Photographer Conor Clarke (Ngāi Tahu) has worked with participants from the blind and low vision community to make a series of large, touchable photographs that represent landscapes described as they remember them.
Emma Fitts has made brightly coloured, voluminous sculptural textiles, inspired by the form, colour and composition of twentieth-century paintings.
Oliver Perkins's paintings are the result of restless experimentation in the studio.
These works challenge our contemporary understanding of abstraction and how it can represent or reflect our experience.
"We have a reference room at the heart of Touching Sight that includes audio descriptions of each work. They don't describe things in the way a sighted person would, but in a way that would let someone with low vision understand and appreciate them.
"We've tried to talk about things like colour for someone who may never have actually seen one before – how do you do that? We've brought in the other senses as much as we can, things like texture and feeling," Oliver said.
"And the title of the exhibition also comes into play, because some of the artworks have been specially crafted so that visitors can touch them and experience art in a way that people don't often get to."

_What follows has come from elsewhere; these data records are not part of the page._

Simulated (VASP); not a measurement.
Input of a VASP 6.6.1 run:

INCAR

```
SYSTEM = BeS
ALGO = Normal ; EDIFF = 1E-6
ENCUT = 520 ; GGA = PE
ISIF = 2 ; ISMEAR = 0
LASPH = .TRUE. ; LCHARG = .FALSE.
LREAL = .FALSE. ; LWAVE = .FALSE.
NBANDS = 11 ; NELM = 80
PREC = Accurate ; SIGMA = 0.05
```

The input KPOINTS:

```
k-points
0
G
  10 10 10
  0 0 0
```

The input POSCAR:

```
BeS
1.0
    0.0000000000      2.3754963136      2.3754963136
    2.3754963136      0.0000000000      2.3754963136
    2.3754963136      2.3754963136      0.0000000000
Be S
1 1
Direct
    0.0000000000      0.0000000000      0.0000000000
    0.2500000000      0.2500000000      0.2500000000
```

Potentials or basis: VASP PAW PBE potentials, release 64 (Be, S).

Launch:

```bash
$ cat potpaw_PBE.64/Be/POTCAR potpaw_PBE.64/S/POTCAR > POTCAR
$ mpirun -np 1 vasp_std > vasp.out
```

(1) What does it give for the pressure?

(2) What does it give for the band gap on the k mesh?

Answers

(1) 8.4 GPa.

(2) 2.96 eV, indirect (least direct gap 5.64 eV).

Touching Sight runs from October 31 2020 to February 21 2021 at Christchurch Art Gallery.
There will also be an artist floortalk, where visitors can join the three artists and curator Melanie Oliver for a conversation about their projects.
Touching Sight is one of several exhibitions in the Gallery's All Art All Summer season, designed to make everyone feel welcome this summer.
The season will launch officially on 5 December 2020.